Why WHY Matters Part 2: The Two Things That All Leaders Need

Last week, I wrote about Simon Sinek’s Ted Talk and book, “Start with Why: How Great Leaders Inspire Everyone to Take Action,” and specifically the challenge some nonprofits and NGOs face when balancing the need to properly define the problem and starting with WHY. However, the key focus of Sinek’s book was not organizations, but rather the leaders who shape the WHY.

Why?In the Afterword of his book, Sinek states that, “All leaders must have two things: they must have a vision of the world that does not exist and they must have the ability to communicate it,”(227).

The first thing a leader needs is to have a vision of the world that does not yet exist. This is the WHY. There is a challenge that needs to be addressed—something that is not right, something that is missing, something that could be better. Think about the leaders that the world admires: Martin Luther King Jr., Mahatma Gandhi, Nelson Mandela, Malala Yousafzai, Abraham Lincoln. Each had a vision of a world where things were better, where things were freer, where things were more equal and just. This is the WHY—the vision and mission that connects with people to the point where they are not only willing, but eager to be part of the work.

But what about this second piece: the ability to communicate the vision. Why is having the vision not enough to be an effective leader? The answer is that one person is often not enough to take that vision to the next stage. It takes other people—be they employees, customers, students, partners, donors, or constituents—to make a vision real. And a vision needs a voice to become more than one person’s idea. The charge of leadership is to inspire those people who matter most to making that vision become a reality to take up the cause as their own.

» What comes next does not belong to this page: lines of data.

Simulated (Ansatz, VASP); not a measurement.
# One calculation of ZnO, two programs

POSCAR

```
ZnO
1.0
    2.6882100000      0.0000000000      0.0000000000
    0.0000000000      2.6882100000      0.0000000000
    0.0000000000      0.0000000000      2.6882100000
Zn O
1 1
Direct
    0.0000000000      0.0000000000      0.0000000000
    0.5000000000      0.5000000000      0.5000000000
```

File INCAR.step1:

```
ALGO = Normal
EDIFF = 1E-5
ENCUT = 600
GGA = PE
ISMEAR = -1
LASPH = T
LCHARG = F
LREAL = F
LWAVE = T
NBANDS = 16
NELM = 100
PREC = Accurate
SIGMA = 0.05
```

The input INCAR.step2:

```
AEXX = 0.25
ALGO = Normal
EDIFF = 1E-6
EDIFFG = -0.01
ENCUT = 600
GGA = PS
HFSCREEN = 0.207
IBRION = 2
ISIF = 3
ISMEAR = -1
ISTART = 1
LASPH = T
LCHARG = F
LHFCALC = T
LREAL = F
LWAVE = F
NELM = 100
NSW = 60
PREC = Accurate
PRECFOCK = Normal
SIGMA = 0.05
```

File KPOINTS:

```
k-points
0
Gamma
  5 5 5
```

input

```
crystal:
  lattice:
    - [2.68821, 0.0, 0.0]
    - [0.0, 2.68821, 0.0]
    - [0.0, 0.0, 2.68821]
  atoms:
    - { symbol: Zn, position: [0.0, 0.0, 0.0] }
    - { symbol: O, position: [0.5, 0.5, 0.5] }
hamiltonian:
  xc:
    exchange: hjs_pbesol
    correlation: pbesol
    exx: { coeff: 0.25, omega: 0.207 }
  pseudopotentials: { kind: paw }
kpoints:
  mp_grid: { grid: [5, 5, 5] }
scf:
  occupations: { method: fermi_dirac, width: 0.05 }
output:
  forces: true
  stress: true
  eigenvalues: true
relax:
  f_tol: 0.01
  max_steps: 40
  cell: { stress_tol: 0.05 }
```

This means that there is a premium on communication skills for those in positions of leadership. Leaders are often judged not merely for their actions, but for the way they communicate about those actions to their stakeholders. And communication skills do not always come as naturally as the vision does.

Fred Astaire, the renowned ballroom dancing legend, once said, “Some people seem to think that good dancers are born. All of the good dancers I’ve known have been taught or trained.” I am a dancer, and I know this statement is true. But I have also found that this principle applies to communication: Some people seem to think that good communicators are born. All of the good communicators I’ve known have been taught or trained.

Leaders cannot merely have the vision. They must also have the ability to communicate that vision. And those in positions of leadership need to do the work to develop the ability to communicate their vision if they want to inspire people to action and bring that vision to life.